The fundamental components: Datasets, Algorithms, and Pipelines#

For a typical data analysis we want to apply an algorithm to a dataset. This usually requires you to write: (a) some code to load and format your data, (b) your actual algorithm, and (c) some sort of “gluing code” that brings both sides together. To ensure reusability, it is a good idea to keep (c) explicitly separate from (a) and (b), aka, you don’t want your data loading to be specific for your algorithm or your algorithm interface specific to your dataset.

Algorithms#

To ensure that, the interface of an algorithm should only require the input data it really needs, and all inputs should use as simple data structures as possible. For example, this means that an algorithm should only get the data of a single recording as input and not a data structure containing multiple recordings. Looping over multiple recordings and/or participants should be something handled by the “gluing code”.

# Bad idea:
def run_algorithm(dataset: CustomDatasetObject):
    ...

# Better:
def run_algorithm(imu_data: np.ndarray, sampling_rate_hz: float):
    ...

If multiple algorithms can be used equivalently (e.g., two algorithms to detect R-peaks in an ECG signal), you should ensure that the interfaces of the algorithms are identical, or at least as similar as possible, so that your gluing code requires minimal modification when changing algorithms. To make this idea of a shared interface easier, we represent Algorithms as classes in tpcp that get all their algorithm-specific configuration via the __init__ function.

Note

Algorithms are simple classes that get configuration parameters during initialization and that have an “action” method which can be used to apply the algorithm to some data. All algorithms should be subclasses of Algorithm. If two algorithms can perform the same functionality, their action methods should adhere to the same interface. Some algorithms might further define a self_optimize method that is able to “train” certain input parameters based on provided data.

Datasets#

With your data loading code you usually want to abstract the complexity of data loading and provide a simple-to-use interface to your data for your gluing code independent of the actual format and structure of the data on disc. To make writing gluing code as simple as possible, it is a good idea to follow some form of standards with the loaded data. This could be standards that are designed for yourself, for your work group, or your entire scientific field. The only important thing is that you are consistent whenever you write data loading code. As an example, you should always provide data in the same units after loading and represent it with the same (ideally simple) data structure (e.g. 3-d acceleration is always a numpy array of shape 3 x n with axis order x,y,z and all values in m/s). Using any form of standards means that you can reuse a lot of your gluing code across multiple datasets.

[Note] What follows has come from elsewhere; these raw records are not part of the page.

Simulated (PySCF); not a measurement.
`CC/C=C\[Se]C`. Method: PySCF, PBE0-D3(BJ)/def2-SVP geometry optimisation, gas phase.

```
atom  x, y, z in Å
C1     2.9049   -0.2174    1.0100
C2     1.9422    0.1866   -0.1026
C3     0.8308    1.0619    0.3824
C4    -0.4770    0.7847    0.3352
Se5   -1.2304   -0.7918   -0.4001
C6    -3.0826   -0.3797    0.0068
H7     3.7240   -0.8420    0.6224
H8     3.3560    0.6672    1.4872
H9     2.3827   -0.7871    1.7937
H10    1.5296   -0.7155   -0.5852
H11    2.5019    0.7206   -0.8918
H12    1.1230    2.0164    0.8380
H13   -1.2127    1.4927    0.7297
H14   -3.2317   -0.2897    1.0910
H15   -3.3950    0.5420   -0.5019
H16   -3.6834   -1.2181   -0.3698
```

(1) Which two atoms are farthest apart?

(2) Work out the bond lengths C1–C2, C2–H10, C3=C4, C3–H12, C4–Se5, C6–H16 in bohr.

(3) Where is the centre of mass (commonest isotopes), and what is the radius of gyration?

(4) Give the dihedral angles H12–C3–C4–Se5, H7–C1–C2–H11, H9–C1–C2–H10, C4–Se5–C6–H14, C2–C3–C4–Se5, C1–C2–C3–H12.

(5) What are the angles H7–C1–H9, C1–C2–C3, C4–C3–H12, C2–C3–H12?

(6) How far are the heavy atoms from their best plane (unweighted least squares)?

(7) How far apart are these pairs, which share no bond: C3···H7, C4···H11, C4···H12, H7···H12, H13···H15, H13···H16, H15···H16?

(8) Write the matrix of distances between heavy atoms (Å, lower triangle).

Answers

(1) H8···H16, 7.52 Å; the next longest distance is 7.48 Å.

Going one step further, in tpcp each dataset is a custom class inheriting from Dataset. This ensures that independent of the actual data you are working with (tabular, metadata, timeseries, some crazy combination of everything), a common “standardized” datatype exists that can be used by high level utility functions like cross_validate.

Note

Datasets are custom classes that inherit from Dataset. At their core each Dataset class only provides an index of all the data that are available. This makes it possible for generic utility functions to iterate or split datasets. It is up to the user to add additional methods and properties to a dataset that represent the actual data that can be used by an algorithm.

Pipelines#

In the ideal case this leads to a scenario where you can use the same gluing code to run multiple different algorithms on multiple different datasets, because they all share common interfaces. In tpcp we call this gluing code pipeline.

Note

Pipelines are custom classes with a strictly defined interface that subclass Pipeline. They have a single run method, that takes an instance of a Dataset representing a single data point as input. Within the run method the pipeline is expected to retrieve the required data from the dataset object, pass it to one or multiple algorithms and provide results in a format that make sense for a given application. Some pipelines might additionally define a self_optimize method that is able to “train” certain input parameters based on the provided data.

../_images/algos_simple.svg

In a simple case, a single pipeline can interface between all available Datasets and all Algorithms, because they share a common interface.#

However, it is usually impossible to produce the exact same data interface for multiple different datasets, even within the same domain. Datasets might have different measurement procedures and different measurement modalities. In the same way, you might have different types of analyses you want to perform and, hence, require the use of different algorithms. This means that you will often end up with multiple pipelines (even within a single project) that connect one data interface (that might be shared by multiple datasets) with multiple algorithm interfaces for different types of analysis.

../_images/algos_complicated.svg

Pipelines act as gluing code for one Dataset interface with one or multiple Algorithm interfaces to perform one specific analysis.#

Note that even though we consider these as different pipelines, as they are designed for different analysis, they might still share code (e.g., use the same utility functions, or have a common parent class), so that writing a new Pipeline is often very easy.